It's all about bananas it seems. Trucks careening with six to eight foot banana stem propped up on their sides; little boys riding bicycles with two foot banana leaves balanced on their handle bar; shop fronts adorned with ugly purple banana flowers.
It's Ayudha puja. I wake up and walk out on to the road. Every year, it's the same scene. Exactly the same. Every vehicle in every house will be out on the road, from huge weekend getaway car to tricycle of a three-year-old's imaginary friend. They'd be showered and scrubbed, dusted and buffed. I remember even picking at tyre grooves to scrape out dried dung and unknowingly crushed bugs. Foot mats, seat covers, engine rags… all washed (till at least half the grease transfers into your nails) and hung out to dry.

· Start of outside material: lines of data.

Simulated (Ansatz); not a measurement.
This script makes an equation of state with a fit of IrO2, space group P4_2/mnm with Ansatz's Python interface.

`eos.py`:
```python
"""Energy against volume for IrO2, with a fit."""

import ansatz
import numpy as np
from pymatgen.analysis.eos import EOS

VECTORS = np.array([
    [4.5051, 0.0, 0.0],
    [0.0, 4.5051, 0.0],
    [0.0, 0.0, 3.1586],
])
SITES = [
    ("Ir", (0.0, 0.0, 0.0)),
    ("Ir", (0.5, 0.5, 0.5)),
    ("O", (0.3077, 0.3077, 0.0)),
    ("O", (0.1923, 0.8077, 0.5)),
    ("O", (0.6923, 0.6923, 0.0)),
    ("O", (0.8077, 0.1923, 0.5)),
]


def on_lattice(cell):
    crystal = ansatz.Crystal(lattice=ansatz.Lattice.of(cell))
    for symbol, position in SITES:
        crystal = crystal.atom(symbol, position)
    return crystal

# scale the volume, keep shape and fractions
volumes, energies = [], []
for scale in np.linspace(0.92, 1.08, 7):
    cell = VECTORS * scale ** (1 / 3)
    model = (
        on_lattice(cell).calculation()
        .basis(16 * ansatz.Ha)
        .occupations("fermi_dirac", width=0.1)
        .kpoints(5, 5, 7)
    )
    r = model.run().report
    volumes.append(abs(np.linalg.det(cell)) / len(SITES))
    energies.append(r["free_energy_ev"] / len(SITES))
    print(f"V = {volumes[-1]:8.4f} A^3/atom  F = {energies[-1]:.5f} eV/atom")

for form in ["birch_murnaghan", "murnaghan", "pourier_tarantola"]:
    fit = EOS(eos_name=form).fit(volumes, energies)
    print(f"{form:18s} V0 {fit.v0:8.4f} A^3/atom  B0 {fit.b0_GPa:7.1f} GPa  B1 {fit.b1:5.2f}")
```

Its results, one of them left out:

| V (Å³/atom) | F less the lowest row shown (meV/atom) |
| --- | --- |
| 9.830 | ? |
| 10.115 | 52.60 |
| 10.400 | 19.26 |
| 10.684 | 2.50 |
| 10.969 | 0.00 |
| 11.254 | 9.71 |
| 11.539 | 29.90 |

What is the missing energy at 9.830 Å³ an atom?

One kid per house is appointed to run to the flower market to buy garlands. The younger you were, the cuter your wide-eyes would look as you stumbled through "Uncle, vondhu haara kodi. Mummy kaas kottidhaare." (Uncle, gimme one garland. Mummy has given money). It always worked. We always got some extra flowers and a festive grin for our cuteness. It's an art I had perfected. Sigh. But age caught up with me. '
Now some smart-alecky boys strut confidently to the old flower man (now with more grey chest hair peeping out of his vest and more irate about the inflation), and haggle for half the price. Who will tell these "street smart" boys that those cynical assumptions about the world being out to swindle the innocents does NOT include this toothless smiler?
Another bygone pleasure was this neighbour aunty, who for years, had brought out her TVS Champ and walked around it, thoughtfully rubbing her imaginary stubble, as if figuring out where to begin cleaning. The bike ALWAYS looked like it had been through every mori (drain), thorny shrub, kuppathotti (garbage bin) and stagnant-lake-with-stinky-green-film-on-it (moss?).
After the preliminary up-down, aunty would go find rags, buckets, polishing creams, hose-pipes, brooms (to sweep away the sand dunes that would keep forming magically under the bike), toothbrushes (for those hard to reach places), drumsticks, detergent and used tea bags (donno why).
For the mega clean-up, she'd lift up her sari, Rajnikanth style. To egg her on, we'd cleverly give zhup-zhup sound effects. Then yell, "Cleaniiiiiiiing…. auntyyyyyyyy!!!" while excitedly jumping all over the place. Thinking of it now, I don't know why she laughed merrily at us. Cleaning aunty?! Oh god! I wouldn't be flattered.
But a good 4-5 hours and loyal cheerleading later, it would be like the heaven shone upon goodness. Chromium spangled us to blindness. And the vanilla milkshake after a long day's work (we cleaned our cycles and gave our tonsils to cleaning aunty, didn't we?) ensured that we remained, forever, cleaning aunty's little helpers. But aunty's gone abroad to her sons now. Wonder who screams their lungs out for her there.
Until some years ago, I hated only one thing about the day. That my bicycle could never crush the lemons-under-the-tyres in one powerful go. So in 8th std., I cheated. I cut the lemon a little. Just enough for it to give under the cycle-wheel. Now... I'm old enough to own a bike that can crush an elephant. Ahem. Ok fine. Can crush a melon? FINE! Can crush a lemon without kitchen aid.
I know these things seem exciting only in hindsight. On Friday, when I'll have to handle three dirty bikes all on my own, I won't enjoy it... Dad's impeccable logic: The one car I clean is equivalent to three bikes…. (Last year it was two bikes. I never liked progressive math). I will crib and whine about cuts and bruises on my hands as I try to reach never-touched-before motor parts. But I'm going to make redeeming vanilla milkshake this time. (resolute head shake) For the whole street.
Ok for my family.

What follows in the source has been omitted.